Wrap Up: Greaves Electric Mobility leverages its diverse product portfolio and extensive network to provide a distinct advantage in the EV market. The company's strategic focus on affordability and innovation positions it well to meet market needs and drive the adoption of electric vehicles in India.

Financial Performance Analysis

A thorough review of Greaves Electric Mobility's recent financial performance reveals a company in a significant growth and investment phase, characterised by increasing assets but also consistent losses. Understanding these financials is key for any prospective investor.

Greaves Electric Mobility Financial Highlights (₹ Crore)

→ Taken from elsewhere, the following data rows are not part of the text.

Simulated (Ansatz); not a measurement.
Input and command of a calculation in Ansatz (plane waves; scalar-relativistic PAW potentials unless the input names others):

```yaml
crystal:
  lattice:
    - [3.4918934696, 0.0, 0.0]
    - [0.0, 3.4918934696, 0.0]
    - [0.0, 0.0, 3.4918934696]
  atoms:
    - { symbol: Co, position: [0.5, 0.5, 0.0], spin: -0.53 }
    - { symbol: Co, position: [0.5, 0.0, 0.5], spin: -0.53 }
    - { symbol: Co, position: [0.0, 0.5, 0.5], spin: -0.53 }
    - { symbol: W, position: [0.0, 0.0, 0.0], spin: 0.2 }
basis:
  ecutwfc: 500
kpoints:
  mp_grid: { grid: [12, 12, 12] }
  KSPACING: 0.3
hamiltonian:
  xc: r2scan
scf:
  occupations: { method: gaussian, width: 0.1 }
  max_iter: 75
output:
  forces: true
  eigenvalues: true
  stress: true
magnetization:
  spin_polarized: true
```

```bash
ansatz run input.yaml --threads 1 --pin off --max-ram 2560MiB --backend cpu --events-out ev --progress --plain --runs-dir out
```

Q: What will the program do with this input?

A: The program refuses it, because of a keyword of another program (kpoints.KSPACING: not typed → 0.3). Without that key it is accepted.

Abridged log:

Greaves Electric Mobility Financial Highlights | Finology Ticker

The company's key performance indicators (KPIs) further illustrate its financial health. While the Net Capital Turnover ratio is low at 7.21, indicating a smaller asset base compared to more established competitors, the Debt to Equity Ratio of 0.14 suggests a relatively low debt burden and financial flexibility.

Key Performance Indicators (KPIs) (FY24)

KPI

Value

Current Ratio

1.32

Return on equity

-91.09

Return on Investment

6.60%

Net Capital turnover ratio

7.21

Debt to Equity Ratio

0.14

EBITDA Margin

-33.61%

PAT Margin

-107.84%

Return on Capital Employed

-216.03

Wrap Up: Greaves Electric Mobility's recent financials are defined by substantial losses and a sharp revenue decline in FY2024, partly due to regulatory changes related to FAME subsidies. While the company is in a capital-intensive growth phase, as evidenced by its expanding asset base, it faces challenges in achieving profitability. The successful execution of its IPO is therefore crucial for funding its long-term growth and overcoming these financial hurdles.

Indian Electric Vehicle Market Landscape

The Indian electric vehicle (EV) market is undergoing a rapid transformation, with significant growth in the two- and three-wheeler segments, robust government support, and increasing investment in charging infrastructure. This creates a favourable environment for companies like Greaves Electric Mobility.

Key Highlights

  • Market Growth: The Indian EV market is expanding rapidly, with India now the world's largest market for electric three-wheelers. The electric two-wheeler (E-2W) segment is also experiencing strong growth, validating Greaves' strategic focus.
  • Government Support: Government initiatives, including the new PM E-DRIVE scheme, are providing a major boost to the market. These policies offer subsidies and incentives for EV purchases and help to build the domestic manufacturing ecosystem.
  • Infrastructure: Significant investment in charging infrastructure, with thousands of new chargers planned under the PM E-DRIVE scheme, is addressing "range anxiety" and making EVs more practical for consumers.

Wrap Up: The Indian EV market, particularly for two- and three-wheelers, is poised for continued growth, driven by supportive government policies and infrastructure development. This environment offers substantial opportunities for Greaves Electric Mobility, although companies must remain vigilant to potential regulatory changes.

Competitive Positioning and Peer Comparison

The Indian electric vehicle (EV) market is highly competitive, with numerous companies vying for market share. This section examines Greaves Electric Mobility's position within this dynamic environment, highlighting its key competitors and comparative financial standing.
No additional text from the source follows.